Whenever I make that statement in my screenwriting workshops, it always causes participants to scratch their heads. The assumption that being a great writer is a guarantee of success in any written medium doesn’t take into account either the mercurial nature of financing or the short attention spans of target audiences. With everyone seeking The Next Big Thing that will satisfy both of these elements, a writer with average abilities and yet one who understands the concepts of “catchy” and “filmable” has a much better chance of breaking in than the erudite wordsmith whose prose is worthy of a Pulitzer.

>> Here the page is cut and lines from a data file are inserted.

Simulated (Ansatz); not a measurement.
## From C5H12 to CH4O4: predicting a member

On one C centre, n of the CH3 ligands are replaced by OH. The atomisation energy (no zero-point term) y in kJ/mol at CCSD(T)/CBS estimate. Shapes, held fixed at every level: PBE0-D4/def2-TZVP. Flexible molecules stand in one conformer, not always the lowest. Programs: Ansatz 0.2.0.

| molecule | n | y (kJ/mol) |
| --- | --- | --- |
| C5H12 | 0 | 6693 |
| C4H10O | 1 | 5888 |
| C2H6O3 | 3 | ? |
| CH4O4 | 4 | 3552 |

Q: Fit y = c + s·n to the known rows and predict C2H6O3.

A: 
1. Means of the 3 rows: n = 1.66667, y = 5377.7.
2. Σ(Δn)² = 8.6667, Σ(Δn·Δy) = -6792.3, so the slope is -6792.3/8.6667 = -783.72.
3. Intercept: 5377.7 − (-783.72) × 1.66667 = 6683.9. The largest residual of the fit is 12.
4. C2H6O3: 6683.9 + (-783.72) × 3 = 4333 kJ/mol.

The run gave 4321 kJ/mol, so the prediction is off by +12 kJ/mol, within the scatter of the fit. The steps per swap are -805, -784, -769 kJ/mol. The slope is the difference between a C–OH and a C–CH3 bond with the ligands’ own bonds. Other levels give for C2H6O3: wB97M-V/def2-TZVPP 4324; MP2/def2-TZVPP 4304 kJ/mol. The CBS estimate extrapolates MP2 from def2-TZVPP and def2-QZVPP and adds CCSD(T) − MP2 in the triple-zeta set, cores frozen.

Catchy” equates to what the industry calls “high-concept.” Essentially, high-concept ideas can be distilled into one defining sentence that tells you everything you need to know.

For example:

  • A shipwrecked couple with three sons improvises on a tropical island. (Swiss Family Robinson)
  • An abused wife fakes her own death in order to escape her abusive environment. (Sleeping With the Enemy)
  • A losing baseball team is turned around by some divine intervention. (Angels in the Outfield)
  • An orphaned baby is raised by gorillas. (Tarzan)
  • A computer operator inadvertently receives British agent’s SOS. (Jumpin’ Jack Flash)
  • A coma victim’s family mistakenly assumes that the woman who saved his life is his fiancee. (While You Were Sleeping)

These mini-summations are then spun by the marketing departments into movie posters, promotions, and billboards. As you start to develop your own film idea, imagine what it would look like if you saw it advertised in the Sunday movie section of your local paper. Could you sum up its premise in just one sentence and make viewers want to go see it?

“Filmable” relates to the constraints of time, technology, and budget but also has application to the variant issue of whether the story line is primarily driven by action, dialogue, or imagination.

Many years ago when I served on the board of directors of a local access station, I was asked to judge a 10-minute script contest whereby selected winners would have three days to shoot their films locally using the studio’s equipment. One particularly ambitious entrant turned in an apocalyptic drama in which 4,000 Imperial storm troopers chase Elvis across the Tower Bridge just before the entire thing explodes into a fiery inferno.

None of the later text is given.